Trigger Hippy Reloads, Re-groups, and Records

October 9, 2019
Marty Halpern

Trigger Hippy

In 2014, after five years of touring with different band configurations, Trigger Hippy finally released its self-titled debut album. The band hit the road for over 40 energetic shows in 2014 and 2015 to support the album. So what do you do when everything finally seems to be falling into place? Put the band on hiatus of course.

That’s what founding members Steve Gorman (drummer The Black Crowes) and bassist Nick Govrik decided to do at the end of 2015. Not only was Gorman fully involved with Trigger Hippy at the time, he was also in the middle of dealing with the implosion and end of the Black Crowes. “I had a hangover from both bands, it really was that simple.” Gorman said.

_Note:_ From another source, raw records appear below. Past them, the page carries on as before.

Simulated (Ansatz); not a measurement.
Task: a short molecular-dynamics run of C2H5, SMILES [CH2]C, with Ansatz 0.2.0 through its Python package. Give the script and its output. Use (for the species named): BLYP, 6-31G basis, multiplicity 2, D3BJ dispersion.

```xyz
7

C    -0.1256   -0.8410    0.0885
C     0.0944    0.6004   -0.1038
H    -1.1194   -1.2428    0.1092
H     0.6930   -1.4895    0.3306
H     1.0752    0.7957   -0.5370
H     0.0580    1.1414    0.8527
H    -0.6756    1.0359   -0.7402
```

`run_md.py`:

Although the band was on hiatus and former Hippy members Jackie Green and Joan Osborne had returned to their main musical projects, there never was a doubt Trigger Hippy would be back.

“Steve and I have had this thing going for a long time in different configurations one way or the other,” said Govrik. “So people moving in and out of the group was completely normal.”

After a four-year hiatus, Gorman and Govrik have added guitarist/singer Ed Jurdi (Band of Heathens), and singer and saxophonist Amber Woodhouse and recorded their second album, Full Circle and Then Some. Once again, Trigger Hippy will hit the road in November and early 2020 to promote the album.

Trigger Hippy

A few things stand out immediately in Full Circles and Then Some. First and foremost are the vocals contributed by Amber Woodhouse. When asked to describe Woodhouse, Govrik responds succinctly and without hesitation “She’s a powerhouse… no doubt.”

As Woodhouse, Govrik, and Jurdi trade lines in the album’s opener “Don’t Want To Bring You Down,” the ease and power of Woodhouse’s voice is on full display. Woodhouse and Jurdi’s vocals mesh perfectly on the slower “Strung Out on the Pain.” Both “The Door” and “Dandelion” are further examples of Woodhouse’s outstanding vocal contributions.

Another thing that jumps out of Full Circle and Then Some is the enthusiasm Ed Jurdi brings to the album. In the jovial yet almost humorous “The Butcher’s Daughter” you feel like Jurdi could erupt in laughter at any point. Add in a great hook, and you can hear how the band can turn something simple into a great song. The happiness exudes again for Jurdi as he and Woodhouse trade verses on the title track “Full Circle and Then Some.”

One thing the members of Trigger Hippy want to showcase is a diversity in the types of songs they record.  This is evident with the New Orleans-eque trio of “Goddamn Hurricane” (about the destruction from Hurricane Katrina), “Long Lost Friend”, and “One of Them.”

Govrik said “We always wanted to make sure the listener realizes we are a roots band. We really want to make sure we cover all those areas.”

As Trigger Hippy gets set to head out on the road, Govrik says both albums are in play for their setlists. “We’ve already done a handful of shows and are mixing it up,” according to Govrik.

The bassist said this lineup of Trigger Hippy has made more of a commitment to moving forward together than the other incarnations would.

“It’s real optimistic. Everyone is having fun,” said Govrik. “We’ll stop and ask if we are wasting our time. But we go back and are like, this is cool.”